As the growth momentum for the iPhone starts to slow and Apple’s iPad market share is predicted by some analysts to dip for the first time below 50 percent this year, will Apple turn to its hobby, Apple TV, for a revival? Apple had turned away from its desktop and Mac business several years ago to focus on the fast growing and lucrative mobile market, and the successful launches of successive iPhone and iPad models suggest that the company had timely predicted the right shift. However, now that the U.S. market is becoming more saturated with these popular devices, where can Apple turn to? One possibility is Apple TV, though Apple is still playing coy about its intentions in the living room space.
iPhone Sales Numbers
The company’s sales of 47.8 million iPhones still shows growth, and despite record-breaking profits, investors remain spooked as the market questions how long Apple can continue this momentum. With the PC market declining and Mac sales down, iPhone sales starting to plateau, Apple still has one hope in the form of Apple TV, a hobby that it’s been experimenting with and incubating.
Cook Comments on Apple TV
When asked by an analyst on its earnings call about Apple TV, CEO Tim Cook responded that there is still a lot that his company “can contribute in this space so we can continue to pull string to see where it leads us.” Cook’s comment dodged the underlying enquiry of whether Apple will build a full blown television set with a new UI instead of the diminutive set-top box accessory.

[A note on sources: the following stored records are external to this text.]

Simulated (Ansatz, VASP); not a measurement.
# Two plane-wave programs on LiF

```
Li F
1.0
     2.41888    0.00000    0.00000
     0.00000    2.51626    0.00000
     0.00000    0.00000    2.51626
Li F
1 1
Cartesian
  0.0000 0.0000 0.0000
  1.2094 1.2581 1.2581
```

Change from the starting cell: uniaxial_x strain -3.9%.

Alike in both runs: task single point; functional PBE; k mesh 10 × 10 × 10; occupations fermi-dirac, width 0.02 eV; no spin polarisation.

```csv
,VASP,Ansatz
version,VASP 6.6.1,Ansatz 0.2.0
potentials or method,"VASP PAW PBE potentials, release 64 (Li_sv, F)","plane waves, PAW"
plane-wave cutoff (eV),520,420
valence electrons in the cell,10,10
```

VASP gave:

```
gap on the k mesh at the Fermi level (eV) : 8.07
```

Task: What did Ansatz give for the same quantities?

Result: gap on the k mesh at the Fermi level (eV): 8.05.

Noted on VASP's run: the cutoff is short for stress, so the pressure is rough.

In fact, sales of the hockey puck-sized Apple TV units grew. Apple sold 2 million units this past quarter, compared to just 1.4 million a year ago for the same period.
The TV and living room may present new opportunities and challenges for Apple. The opportunity is important for Apple, especially in more wealthy nations where it can charge a premium for a better television watching experience.
Carriers are Exploring New Emerging Opportunities Beyond Phones and Tablets
The slow down in the smartphone and tablet space in the U.S. is something that Apple’s competitors and partners are also trying to avoid. Carriers, like Sprint Nextel and AT&T Mobility are looking towards new ways to extend connectivity beyond phones and tablets. Sprint has created a research center in Burlingame, California to explore machine-to-machine solutions, which is just industry jargon for finding new ways to embed 2G, 3G, or 4G mobile broadband connectivity into different things, whether they’re e-book readers or digital billboards, or cars and ambulance and emergency response equipment. AT&T’s vision is the connected home and car where you can tap broadband or mobile broadband connectivity to control and secure your home, interact with and quickly retrieve and access information in your car, and manage everything from a single hub–your smartphone or tablet.
Rival Samsung, which operates in the same hardware space as Apple, may find growth in other consumer electronics business lines. The company makes a variety of CE products, from cameras to phones to appliances and TVs. Samsung may be less likely to be affected by changing trends in the mobile space as it has other businesses to cushion it from market effects. Apple, on the other hand, currently only builds PCs, laptops, tablets, and smartphones along with the software that powers all these devices.
Going Cheap in Emerging Markets
Another opportunity that Apple hasn’t been shy to admitting is exploring what it could do in emerging markets. Though Apple doesn’t want to lose the premium cachet it branded itself with, a more affordable iPhone with modern specs could go a long way in markets like China and India where the price of a phone can be as much as $1,000 with heavy taxation and average income is far less than what a U.S. person would make. Apple’s rivals have been aggressively targeting these markets with inexpensive devices and Apple will have to find a balance between its premium experience and brand image and the realities of the market for growth.